I did another shift at Samaritans this morning. I can understand why people might want to do all sorts of things that are wrong and I can understand that people make mistakes in their life decisions. What I can’t understand is why somebody would phone an organisation which exists to help people who are feeling vulnerable and need a listening ear and then use up valuable time making rude and disgusting things up about his sex life. I found it a little bit amusing at the time but it’s annoying to think that I could have spent that time listening to someone else who was probably waiting for ages for someone to answer and might have given up. Given up with the phone call or maybe giving up with life. Who knows?
I suppose I did offer a service, so to speak, for that guy this morning. He must be deeply unhappy and I guess I helped him for that short period of time. So who am I to judge? Everyone needs support and that support can be found in friends, family, creativity or culture (books, films, music, art etc). That’s probably not an exhaustive list of how support can be found.
This is how Kevin Rowland found support. “After being so lost and seeing only ugliness in the world, these songs started to penetrate my frightened world. They reawakened something I’d only fleetingly sensed before and even then it was only a feeling of something I’d lost long ago. But it was enough to make me grab it. Welcome back Kevin. These songs showed me my definition of beauty. My beauty. I realised I needed to record them before I could do anything else”.
That’s brilliant. Kevin Rowland, having disbanded Dexy’s Midnight Runners fourteen years previously in 1985, and having recorded one (poor) solo album in 1989, was finding life difficult to deal with. By listening to a selection of well known “pop” songs and then recording them, he begun to find salvation and redemption. I can think of no better reason for making a record. I like “Divide” by Ed Sheeran but when Ed tells the record company that he should record “Galway Girl” because 400 million people in the world are going to claim they are Irish, it sounds a bit cynical and cold. Don’t get me wrong – “Galway Girl” is a good song but the creative impulse behind it’s recording sounds like it was financially driven. Conversely, “My Beauty” which was heavily criticised at the time, appears to have been recorded because it allowed Kevin Rowland to express his feelings and it was a cathartic experience for him to record it.

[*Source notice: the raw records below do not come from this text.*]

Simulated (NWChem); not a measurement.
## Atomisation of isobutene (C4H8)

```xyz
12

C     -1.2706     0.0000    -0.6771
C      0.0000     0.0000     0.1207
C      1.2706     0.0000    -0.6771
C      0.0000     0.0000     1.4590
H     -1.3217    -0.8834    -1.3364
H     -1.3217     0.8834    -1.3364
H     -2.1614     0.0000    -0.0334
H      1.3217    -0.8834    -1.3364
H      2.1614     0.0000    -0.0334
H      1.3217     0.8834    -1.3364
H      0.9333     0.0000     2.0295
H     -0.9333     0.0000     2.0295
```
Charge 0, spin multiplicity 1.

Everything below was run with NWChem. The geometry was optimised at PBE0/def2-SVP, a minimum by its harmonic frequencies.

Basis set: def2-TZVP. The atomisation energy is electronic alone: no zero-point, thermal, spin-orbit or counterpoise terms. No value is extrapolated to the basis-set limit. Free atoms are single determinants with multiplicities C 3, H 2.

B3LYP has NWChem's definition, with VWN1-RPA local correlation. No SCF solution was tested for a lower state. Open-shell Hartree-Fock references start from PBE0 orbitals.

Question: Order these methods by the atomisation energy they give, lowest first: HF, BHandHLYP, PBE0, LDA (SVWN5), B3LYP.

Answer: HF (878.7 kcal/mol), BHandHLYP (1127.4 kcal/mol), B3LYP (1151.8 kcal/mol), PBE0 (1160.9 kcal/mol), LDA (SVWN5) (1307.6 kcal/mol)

There’s a great interview in The Guardian with Kevin Rowland about the re release of this album. It’s interesting in lots of ways and one issue is the furore over the cover which shows him wearing a dress and exposing his nipples and underwear. As if this invalidates the music. Kevin Rowland is quoted as saying “It was a lifestyle choice, not a fucking career move.”
“The Greatest Love Of All” is the first song on the album; it was originally recorded by George Benson and was used in “The Greatest”, a film about Muhammad Ali. It became a Number One hit for Whitney Houston in 1986. The Kevin Rowland version is excellent. It is certainly a million miles away from “Geno”, in that the sound is very MOR with swooping strings and a very sincere vocal. There is no doubting that Kevin Rowland’s voice is always brilliant – interesting, emotional and intense. The key line in the song, as he sings it, is “Learning to love yourself is the greatest love of all”. I should have used that line on my call this morning.
“Rag Doll”, the Four Seasons song, follows and is introduced by a “heavenly” choir. There’s a very emotional spoken section in which he says “It’s okay. It’s going to be better from now on. No matter what anyone says, we’re going to shine every day”. Here is an artist expressing hope and optimism about the future whilst learning how to heal himself. What could be better or more uplifting? The heavenly choir really enhances the force behind the song but I do understand that it may not be to everyone’s taste. A new video features his grandson, who happens to be called Roo.
The fifth song is “This Guy’s In Love With You” which was a hit for Herb Alpert in 1968. It’s sung very straight and very emotionally, especially the lines “My hands are shaking. Don’t let my heart keep a breaking because I need your love.” It ends with the lines “Say you’re in love with this guy. If not, I’ll just die”. Whilst that may sound morbid, to me it shows the process Kevin Rowland was going through to re-form connections with society and understanding the healing power of communication.
The tenth song is “Reflections Of My Life” which was a hit for Marmalade in 1969. It’s a really good song whether sung by Dean Ford of Marmalade (who co-wrote the song) or Kevin Rowland. To me, this song summarises the whole album. It starts with the strings playing the introduction to “The Greatest Love Of All” and Kevin Rowland starts singing “I’m changing and it feels so hard”. There’s an understanding that he needs to understand his past before he can move forward: “All my sorrow/Where’s tomorrow/Take me back/To my own home”. Neil Hubbard plays a very Sixties-era lead guitar. He played with Joe Cocker, Roxy Music and B.B. King amongst others. The next verse is “The world is a sad place, a mad place, an awfully hard place to live but I’m afraid to die”. Who knew that such extraordinary lyrics were in this song which got to Number 3 in the UK and Number 7 in the USA. As he sings “All my crying” he interjects with a spoken “I know how that feels”. It’s an extraordinary song on a magnificent album.
Communicating, connecting and creating. Three processes in place to make a beautiful artistic work.